I traveled to Los Angeles recently to cover the auto show and got to stay in a hotel in a familiar-looking building. You might recognize it from movies like “Strange Days,” “True Lies” or “Interstellar.” Or, if you’re a Detroiter, you might think, “what the hell is the RenCen doing set among palm trees?”

The Westin Bonaventure, located in downtown L.A., is kind of a smaller sibling to the Renaissance Center, both having been designed by architect John C. Portman. The Bonaventure opened in 1976, a year before the RenCen’s hotel opened — though technically, Tower 100 opened in ’76 as well. (There’s actually a third RenCen sibling as well: the 73-story Westin Peachtree Plaza in Atlanta, which also opened in 1976. It looks exactly like the RenCen’s central tower, only it stands by itself, without smaller towers surrounding it.)

If you’ve spent any time inside the labyrinthine RenCen, the similarities with the Bonaventure quickly become apparent beyond just the space-age cylindrical glass exterior design. The first impression is that this is a much smaller version of the RenCen, about half as tall at 35 stories and less massive in terms of its footprint and overall scale. The basic layout is the same — four towers surrounding a central spire, just like the original RenCen layout (Towers 500 and 600, the twins to the east, were added later). And yes, there are glass elevators that run along the outsides of the towers.

Step inside and you find yourself in a lobby with a soaring atrium with a glass ceiling looking up at the towers, with a broad fountain feature and a bar and Starbucks counter ringing the base of the central tower. One neat feature: The hotel appears to have some kind of arrangement with LAX to serve as official lodging for flight crew members. One night while visiting the front desk, I saw an entire crew of an Asian (Korean, I guessed) airline enter the lobby with their rolling luggage, all the female flight attendants striking in teal blazers, black skirts and pillbox hats.

Just like the RenCen, there are ring-shaped concourses with floating pod areas branching off of them — though unlike the RenCen, these were simply empty spaces without seating. The first three floors are also a kind of self-contained indoor city, with ballroom and meeting spaces, retail stores, restaurants and so forth. It gives off a decidedly ‘80s shopping-mall vibe, especially with all the futuristic tube motifs.

The RenCen has a little of that, too, but less so since General Motors renovated the place after buying it in 1996. Ed Whitacre, who served as GM’s CEO during its bankruptcy reorganization, famously wrote that “The RenCen was the perfect metaphor for General Motors: overblown, overdone, complicated to the max.” The Bonaventure can also be tricky to navigate, but it’s not quite as bad — largely because it’s simply smaller, with less space to get lost in. But maybe it’s because I more or less know how to find my way around Portman’s cylinder and ringed concourse concepts by now.

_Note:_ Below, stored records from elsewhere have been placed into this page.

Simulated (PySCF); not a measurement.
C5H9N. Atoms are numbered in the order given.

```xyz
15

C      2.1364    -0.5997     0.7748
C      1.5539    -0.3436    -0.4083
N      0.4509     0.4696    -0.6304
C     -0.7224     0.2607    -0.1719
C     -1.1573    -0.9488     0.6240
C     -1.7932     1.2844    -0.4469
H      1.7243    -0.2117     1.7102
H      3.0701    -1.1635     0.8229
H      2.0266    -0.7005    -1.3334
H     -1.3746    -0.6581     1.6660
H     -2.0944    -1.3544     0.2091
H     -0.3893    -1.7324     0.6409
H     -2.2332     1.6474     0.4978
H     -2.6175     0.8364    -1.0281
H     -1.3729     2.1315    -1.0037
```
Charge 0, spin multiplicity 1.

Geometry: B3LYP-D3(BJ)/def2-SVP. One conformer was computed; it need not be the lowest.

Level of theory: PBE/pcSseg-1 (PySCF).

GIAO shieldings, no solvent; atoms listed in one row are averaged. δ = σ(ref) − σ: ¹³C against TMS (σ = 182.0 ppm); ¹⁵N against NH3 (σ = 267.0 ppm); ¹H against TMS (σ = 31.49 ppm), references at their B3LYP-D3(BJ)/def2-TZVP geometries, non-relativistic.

It’s interesting to compare how the RenCen and the Bonaventure are viewed in their respective cities. The RenCen has been criticized over the years for being hard to navigate and for being separated from the rest of downtown by the former berms that acted like a wall between the building and East Jefferson. Free Press columnist John Gallagher wrote: “In terms of architecture and urban design, Portman’s Renaissance Center — four 39-story office towers surrounding a 73-story hotel built for $350 million in 1977 — created as many problems as it solved.”

The Bonaventure, by contrast, has been highly sought-after setting for many a Hollywood director — and legendary failed automotive entrepreneur John DeLorean, who had his DMC-12 gull-wing sports car photographed in front of it in 1978.

“From day one, the Bonaventure was a perennial favorite utopian paradise/dystopian nightmare, yet it’s managed to become a grudgingly loved part of the L.A. backlot,” L.A. Weekly wrote about it in 2016.

“Almost every weekend you’ll see car commercials shooting in the streets alongside the hotel, shiny new vehicles accelerating under the raised pedways that link to it, the early stages of a failed 1970s plan that nevertheless looks great to sell next year’s model.”

I don’t know anything about that failed ‘70s plan, but I’m guessing it might have something to do with the drawbacks of its immediate surroundings, which I discovered one night when trying to find a restaurant that Google Maps told me was a mere two blocks away.

The problem: Two of the streets that bookend the Bonaventure come to a dead end at a parking structure right across the street from the hotel’s entrance. Except they don’t, because those streets have upper decks that allow them to cross over the nearby 110 freeway. But this isn’t at all clear from street level at the Bonaventure’s front doors. Confused, I asked someone for directions, and was told to take the elevator to the top of the parking garage, walk around the plaza outside the YMCA at the top of it and then find the street I was looking for. Weird.

So in that way, both buildings are in some ways strange fits for their urban environments.